Re: [Xen-devel] [PATCH 5/5] AMD IOMMU: widen NUMA nodes to be allocated from

2015-03-05 Thread Andrew Cooper
On 26/02/15 13:56, Jan Beulich wrote:
> --- a/xen/include/asm-x86/hvm/svm/amd-iommu-proto.h
> +++ b/xen/include/asm-x86/hvm/svm/amd-iommu-proto.h
> @@ -158,12 +158,12 @@ static inline unsigned long region_to_pa
>  return (PAGE_ALIGN(addr + size) - (addr & PAGE_MASK)) >> PAGE_SHIFT;
>  }
>  
> -static inline struct page_info* alloc_amd_iommu_pgtable(void)
> +static inline struct page_info *alloc_amd_iommu_pgtable(struct domain *d)
>  {
>  struct page_info *pg;
>  void *vaddr;
>  
> -pg = alloc_domheap_page(NULL, 0);
> +pg = alloc_domheap_page(d, MEMF_no_owner);

Same comment as with the VT-d side of things.  This should be based on
the proximity information of the IOMMU, not of the owning domain.

~Andrew

>  if ( pg == NULL )
>  return 0;
>  vaddr = __map_domain_page(pg);
>
>
>
>
>
> ___
> Xen-devel mailing list
> Xen-devel@lists.xen.org
> http://lists.xen.org/xen-devel

___
Xen-devel mailing list
Xen-devel@lists.xen.org
http://lists.xen.org/xen-devel


Re: [Xen-devel] [PATCH 5/5] AMD IOMMU: widen NUMA nodes to be allocated from

2015-03-05 Thread Jan Beulich
>>> On 05.03.15 at 18:30,  wrote:
> On 26/02/15 13:56, Jan Beulich wrote:
>> --- a/xen/include/asm-x86/hvm/svm/amd-iommu-proto.h
>> +++ b/xen/include/asm-x86/hvm/svm/amd-iommu-proto.h
>> @@ -158,12 +158,12 @@ static inline unsigned long region_to_pa
>>  return (PAGE_ALIGN(addr + size) - (addr & PAGE_MASK)) >> PAGE_SHIFT;
>>  }
>>  
>> -static inline struct page_info* alloc_amd_iommu_pgtable(void)
>> +static inline struct page_info *alloc_amd_iommu_pgtable(struct domain *d)
>>  {
>>  struct page_info *pg;
>>  void *vaddr;
>>  
>> -pg = alloc_domheap_page(NULL, 0);
>> +pg = alloc_domheap_page(d, MEMF_no_owner);
> 
> Same comment as with the VT-d side of things.  This should be based on
> the proximity information of the IOMMU, not of the owning domain.

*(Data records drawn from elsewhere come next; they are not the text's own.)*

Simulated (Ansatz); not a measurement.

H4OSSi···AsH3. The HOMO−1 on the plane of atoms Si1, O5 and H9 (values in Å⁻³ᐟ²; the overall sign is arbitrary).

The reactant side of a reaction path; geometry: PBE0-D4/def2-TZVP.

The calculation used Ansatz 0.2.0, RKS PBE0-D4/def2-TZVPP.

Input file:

I think I buy this argument on the VT-d side (under the assumption
that there's going to be at least one IOMMU per node), but I'm not
sure here: The most modern AMD box I have has just a single
IOMMU for 4 nodes it reports.

Jan


___
Xen-devel mailing list
Xen-devel@lists.xen.org
http://lists.xen.org/xen-devel


Re: [Xen-devel] [PATCH 5/5] AMD IOMMU: widen NUMA nodes to be allocated from

2015-03-06 Thread Andrew Cooper
On 06/03/2015 07:50, Jan Beulich wrote:
 On 05.03.15 at 18:30,  wrote:
>> On 26/02/15 13:56, Jan Beulich wrote:
>>> --- a/xen/include/asm-x86/hvm/svm/amd-iommu-proto.h
>>> +++ b/xen/include/asm-x86/hvm/svm/amd-iommu-proto.h
>>> @@ -158,12 +158,12 @@ static inline unsigned long region_to_pa
>>>  return (PAGE_ALIGN(addr + size) - (addr & PAGE_MASK)) >> PAGE_SHIFT;
>>>  }
>>>  
>>> -static inline struct page_info* alloc_amd_iommu_pgtable(void)
>>> +static inline struct page_info *alloc_amd_iommu_pgtable(struct domain *d)
>>>  {
>>>  struct page_info *pg;
>>>  void *vaddr;
>>>  
>>> -pg = alloc_domheap_page(NULL, 0);
>>> +pg = alloc_domheap_page(d, MEMF_no_owner);
>> Same comment as with the VT-d side of things.  This should be based on
>> the proximity information of the IOMMU, not of the owning domain.
> I think I buy this argument on the VT-d side (under the assumption
> that there's going to be at least one IOMMU per node), but I'm not
> sure here: The most modern AMD box I have has just a single
> IOMMU for 4 nodes it reports.

It is not possible for an IOMMU to cover multiple NUMA nodes worth of
IO, because of the position it has to sit relative to the IO root ports
and QPI/HT links.

In AMD systems, the IOMMUs lives in the northbridges, meaning one per
numa node (as it is the northbridges which contain the hypertransport links)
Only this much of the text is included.